The Most Important Leadership Characteristic

Integrity. Honesty. Responsibility. I attended a leadership conference recently that encouraged the participants to discuss the most important characteristic of leadership. Wow! What a hard question. The participants presented different terms and ideas that they felt were valuable for any leader. Determination. Encouragement. Perseverance. The list could go on and on.

Ryan Eller

At the age of 20 Benjamin Franklin created a system to develop his character. He brainstormed specific virtues he thought were important to emulate, narrowed his list to 13, and then set out to master them. Below you will find his list:

  1. Temperance. Eat not to dullness; drink not to elevation.
  2. Silence. Speak not but what may benefit others or yourself; avoid trifling conversation.
  3. Order. Let all your things have their places; let each part of your business have its time.
  4. Resolution. Resolve to perform what you ought; perform without fail what you resolve.
  5. Frugality. Make no expense but to do good to others or yourself; i.e., waste nothing.
  6. Industry. Lose no time; be always employ’d in something useful; cut off all unnecessary actions.
  7. Sincerity. Use no hurtful deceit; think innocently and justly, and, if you speak, speak accordingly.
  8. Justice. Wrong none by doing injuries, or omitting the benefits that are your duty.
  9. Moderation. Avoid extremes; forbear resenting injuries so much as you think they deserve.
  10. Cleanliness. Tolerate no uncleanliness in body, cloaths, or habitation.
  11. Tranquillity. Be not disturbed at trifles, or at accidents common or unavoidable.
  12. Chastity. Rarely use venery but for health or offspring, never to dullness, weakness, or the injury of your own or another’s peace or reputation.
  13. Humility. Imitate Jesus and Socrates.

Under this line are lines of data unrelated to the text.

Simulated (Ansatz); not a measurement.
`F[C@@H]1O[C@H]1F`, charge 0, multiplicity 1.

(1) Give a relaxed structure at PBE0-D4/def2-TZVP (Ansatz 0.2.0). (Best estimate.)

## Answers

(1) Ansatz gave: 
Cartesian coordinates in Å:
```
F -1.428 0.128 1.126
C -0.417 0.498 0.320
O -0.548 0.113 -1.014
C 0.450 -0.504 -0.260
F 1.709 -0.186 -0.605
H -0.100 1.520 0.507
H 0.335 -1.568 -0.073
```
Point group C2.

I am trying to develop my own list, which is a huge challenge. I think ranking leadership virtues depends on what the list-maker needs from other leaders. I am strong in encouragement, development, and enthusiasm, so I obviously value those strengths. However, I strongly value leaders who have discipline, order, and self control…mostly because I am not strong in those areas.

Do you think our view on characteristic leadership values depends on the perception of our own strengths or upon the strengths of others? Which characteristic do you think is most important trait to have as a leader? Have you ever created a list like Benjamin Franklin? If so, what was your top virtue?